We often stress the importance of the monthly “jobs report” in trying to forecast the direction of mortgage rates. The objective of this post is to provide an explanation of why this report is so important.
Let’s first have a look at what information can be found in the monthly “jobs report”. Here is a summary:
In the US, the employment report, also known as the labor report, is regarded as the most important among all economic indicators. The report provides the first comprehensive look at the economy, covering nine economic categories. Here are the three main components of the report:
1. Payroll Employment: Measures the change in number of workers in a given month and measures the number of jobs in more than 500 industries (ex-¬farming) in all states and 255 metropolitan areas. The employment estimates are based on a survey of larger businesses and counts the number of paid employees working part-time or full-time in the nation’s business and government establishments. This release is the most closely watched indicator because of its timeliness, accuracy and its comprehensiveness. It is important to compare this figure to a monthly moving average (6 or 9 months) to capture a true perspective of the trend in labor market strength. Equally important are the frequent revisions for the prior months, which are often significant. The bottom line for this measurement is that if the number of news jobs created or lost is better than what the market had expected mortgage rates typically rise and vice-versa.

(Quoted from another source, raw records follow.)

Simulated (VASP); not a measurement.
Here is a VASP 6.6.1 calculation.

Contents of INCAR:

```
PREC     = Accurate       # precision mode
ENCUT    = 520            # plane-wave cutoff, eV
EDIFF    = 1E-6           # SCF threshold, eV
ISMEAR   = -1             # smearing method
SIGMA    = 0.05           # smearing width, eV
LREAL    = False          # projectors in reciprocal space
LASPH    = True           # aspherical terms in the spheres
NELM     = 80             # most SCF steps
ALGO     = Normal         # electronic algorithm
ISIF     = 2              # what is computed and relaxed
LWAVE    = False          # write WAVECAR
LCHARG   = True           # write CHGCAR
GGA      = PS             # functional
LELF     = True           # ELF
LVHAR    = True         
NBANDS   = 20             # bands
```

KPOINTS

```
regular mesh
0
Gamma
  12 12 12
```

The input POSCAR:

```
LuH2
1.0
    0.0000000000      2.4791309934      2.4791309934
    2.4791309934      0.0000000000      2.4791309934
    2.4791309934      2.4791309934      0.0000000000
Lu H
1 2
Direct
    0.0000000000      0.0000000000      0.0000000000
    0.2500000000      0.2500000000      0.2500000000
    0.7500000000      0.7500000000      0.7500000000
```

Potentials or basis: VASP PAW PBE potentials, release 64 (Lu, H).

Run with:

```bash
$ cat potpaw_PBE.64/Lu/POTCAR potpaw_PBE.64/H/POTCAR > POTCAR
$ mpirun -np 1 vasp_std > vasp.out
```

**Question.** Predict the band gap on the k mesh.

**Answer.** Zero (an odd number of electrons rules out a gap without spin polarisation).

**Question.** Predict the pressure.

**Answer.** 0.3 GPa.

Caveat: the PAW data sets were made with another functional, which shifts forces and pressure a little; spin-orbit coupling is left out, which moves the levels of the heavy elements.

2. Unemployment Rate: The percentage of the civilian labor force actively looking for employment but unable to find jobs. Although it is a highly proclaimed figure (due to simplicity of the number and its political implications), the unemployment rate gets relatively less importance in the markets because it is known to be a lagging indicator — it usually falls behind economic turns. The bottom line for this measurement is that if the unemployment rate is better than what the market had expected it can cause mortgage rates to rise and vice-versa.
3. Average Hourly Earnings Growth: The growth rate between one month’s average hourly rate and another’s sheds light on wage growth and, hence, assesses the potential of wage-push inflation. The year-on-year rate is also important in capturing the longer-term trend. The bottom line for this measurement is that if earnings growth is reported to be greater than what the market expected it can cause mortgage rates to move higher and vice-versa.
And why is it important?
The employment data give the most comprehensive report on how many people are looking for jobs, how many have them, what they’re getting paid and how many hours they are working. These numbers are the best way to gauge the current state and future direction of the economy. They also provide insight on wage trends and wage inflation. If wage inflation threatens, usually interest rates will rise, and bond and stock prices will fall. The Employment Report is scheduled for release at 8:30 (ET) on the first Friday of each month by the Bureau of Labor Statistics.